Rufus Ogundele (Nigerian, 1946-1996)
Sango Priest, 1995
Signed ‘signature’ (lower middle)
Edition unknown, print on paper
46 x 35 cm
Ksh 55,000-77,000
(US$ 500-700)
Sold Ksh 76,310
Provenance: on loan from the artist to Alan Donovan (founder of African Heritage)
In his early life Rufus Ogundele worked as a musician and actor in his uncle Duro Ladipo’s theatre company. When he took part in one of the famous Oshogbo workshops, conducted by Dennis Williams in 1963, Ogundele became one of the earliest talents to be recognised. Georgina Beier invited him and Jacob Afolabi to work in her home and Ogundele developed his printmaking skills under her tutelage.
Ogundele went on to practice art full-time, building on artistic techniques he had developed under Williams and Beier which he fused with subject matter rooted in Yoruba culture and teachings.

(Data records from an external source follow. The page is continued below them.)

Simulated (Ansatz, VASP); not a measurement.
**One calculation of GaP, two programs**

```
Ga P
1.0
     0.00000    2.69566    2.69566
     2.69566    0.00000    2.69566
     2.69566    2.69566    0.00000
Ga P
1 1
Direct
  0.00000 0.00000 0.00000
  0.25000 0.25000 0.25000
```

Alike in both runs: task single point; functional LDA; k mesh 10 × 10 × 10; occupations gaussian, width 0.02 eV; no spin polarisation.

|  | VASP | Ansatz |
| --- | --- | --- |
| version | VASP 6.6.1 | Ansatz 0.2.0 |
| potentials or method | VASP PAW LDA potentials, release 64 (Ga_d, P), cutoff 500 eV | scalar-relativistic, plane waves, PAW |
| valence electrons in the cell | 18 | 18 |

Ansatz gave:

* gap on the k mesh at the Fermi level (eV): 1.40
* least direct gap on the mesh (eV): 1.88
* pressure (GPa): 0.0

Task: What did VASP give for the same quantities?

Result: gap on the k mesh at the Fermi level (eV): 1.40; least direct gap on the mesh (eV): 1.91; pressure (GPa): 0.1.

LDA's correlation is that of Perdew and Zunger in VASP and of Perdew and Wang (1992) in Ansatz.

Alongside other of the founding Oshogbo artists, Ogundele’s work has been exhibited widely across the world. He partook in Contemporary African Art, Camden Arts Centre, London, 1969; Oeuvres Africaines Nouvelles, Musée de l’Homme, Paris, 1970; Contemporary Nigerian Graphics and Textiles, Museum of the National Center of Afro-American Artists, Boston, 1973; A Concrete Vision: Oshogbo Art in the 1960s, National Museum of African Art, Smithsonian Institute, Washington D.C., 2000. In 1983 he was artist-in-residence at the Iwalewa-Haus in Bayreuth, Germany.